Benefits of investing in Hybrid Funds

  • Consistent returns in all market conditions
  • Lower risk exposure
  • Simplified investment
  • Regular income with the bond component

Who Should Invest in Hybrid Funds?

  • Conservative Investors

    Conservative Hybrid Funds allocate a higher proportion to fixed-income securities, providing stability and steady income with lower risk exposure.

  • Moderate Investors

    Balanced Hybrid Funds offer an equal mix of equities and fixed-income securities, aiming to balance risk and reward for moderate growth and income.

  • Aggressive Investors

    Aggressive Hybrid Funds have a higher allocation to equities. These funds target significant capital appreciation while still incorporating fixed-income securities for some level of risk mitigation.

FAQs

Are Hybrid mutual funds safe?

The risk involved in hybrid mutual funds is lower than pure equity funds and therefore hybrid funds are considered relatively safe investments.

Which is better, Hybrid or Equity mutual funds?
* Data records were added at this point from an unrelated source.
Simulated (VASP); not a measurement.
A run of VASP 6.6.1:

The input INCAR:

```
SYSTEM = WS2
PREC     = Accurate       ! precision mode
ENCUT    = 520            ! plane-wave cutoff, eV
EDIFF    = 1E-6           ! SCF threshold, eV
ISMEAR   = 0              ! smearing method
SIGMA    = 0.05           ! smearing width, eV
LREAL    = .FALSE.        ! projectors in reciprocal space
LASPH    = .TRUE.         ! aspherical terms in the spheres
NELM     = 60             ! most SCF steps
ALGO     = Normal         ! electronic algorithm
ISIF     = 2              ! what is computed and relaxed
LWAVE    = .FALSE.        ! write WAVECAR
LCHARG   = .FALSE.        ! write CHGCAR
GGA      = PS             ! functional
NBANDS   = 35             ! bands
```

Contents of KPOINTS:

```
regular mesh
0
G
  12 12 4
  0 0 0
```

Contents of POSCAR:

Investing in hybrid or pure equity mutual funds will depend on the investor’s risk appetite and investment goals. Equity mutual funds provide higher returns over a longer-term period. However, they come with a higher level of risk. Hybrid Mutual Funds are more suitable for investors looking for moderate levels of risk and return.

Is a Hybrid Mutual fund good for the long term?

Yes, Hybrid Mutual Funds are suitable for long-term investments. This is because over a longer term, the risk of Hybrid Funds balances out and investors benefit from the compounding effect as well as capital appreciation

What are the benefits of hybrid mutual funds?

Hybrid mutual funds are an attractive option for investors looking to diversify their portfolio and benefit from returns generated by both equity and debt instruments. They carry moderate level of risk and generate moderate returns, making them suitable for investors with medium term goals or those who have just started investing in the stock markets. Moreover, they offer tax benefits depending on the type of securities and instruments held by the fund.

How many types of hybrid mutual funds are there?

There are two main types of Hybrid mutual funds: Equity-oriented Hybrid funds and Debt-oriented Hybrid funds. Equity-oriented Hybrid funds invest a majority of their corpus in equity instruments, while debt-oriented hybrid funds invest primarily in debt instruments. Amongst these main types, there are 7 different types of hybrid funds – Aggressive, Balanced, Multi Asset Allocation, Conservative, Equity Savings, Arbitrage, Dynamic Asset Allocation.